Open emigomez opened 1 year ago
From what i understand from the read me you can finetune using donut-base model or you can start from scratch by setting pretrained_model_name_or_path to null and using only your dataset, this will result in a model that you can than use as pretrained model for other finetunes...
pretrained_model_name_or_path: null # loading a pre-trained model (from moldehub or path)
dataset_name_or_paths: ["dataset/my_dataset"] # loading datasets (from moldehub or path)
Correct me if I'm wrong ...
My idea is to replicate the process to obtain donut-base-finetuned-docvqa from https://huggingface.co/naver-clova-ix/donut-base.
I prefer to obtain it using the fine-tunning colab notebook, but it is giving me RAM memory issues (using the same huge dataset that was used). These errors appear when I try to create the dataset with dataset libraries of hugging faces. My idea is to put the dataset in HF to later run the FT as it is done in the notebook
Is it possible to run fine-tunning in colab without putting the dataset previously in hugging face?
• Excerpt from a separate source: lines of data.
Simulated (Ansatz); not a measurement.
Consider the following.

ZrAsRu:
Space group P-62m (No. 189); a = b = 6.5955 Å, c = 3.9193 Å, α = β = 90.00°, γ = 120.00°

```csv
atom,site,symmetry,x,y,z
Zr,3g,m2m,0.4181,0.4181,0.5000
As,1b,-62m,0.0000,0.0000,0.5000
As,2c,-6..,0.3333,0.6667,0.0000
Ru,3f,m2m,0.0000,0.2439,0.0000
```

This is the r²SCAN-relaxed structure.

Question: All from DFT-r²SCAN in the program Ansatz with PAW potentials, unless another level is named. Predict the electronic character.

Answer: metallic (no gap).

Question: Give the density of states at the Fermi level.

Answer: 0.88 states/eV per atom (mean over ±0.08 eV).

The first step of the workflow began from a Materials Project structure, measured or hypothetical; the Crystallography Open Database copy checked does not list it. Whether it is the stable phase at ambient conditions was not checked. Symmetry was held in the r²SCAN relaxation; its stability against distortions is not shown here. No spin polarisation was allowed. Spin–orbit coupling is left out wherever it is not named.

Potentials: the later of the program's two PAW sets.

I would like to repeat the process you have done to generate the https://huggingface.co/naver-clova-ix/donut-base-finetuned-docvqa model. I think that I have to start from the https://huggingface.co/naver-clova-ix/donut-base model, is it right?
Once I have my own docvqa dataset labelled for training, how can I run the train to start from the base model and obtain one for docvqa? Could you please explain to me how to do that?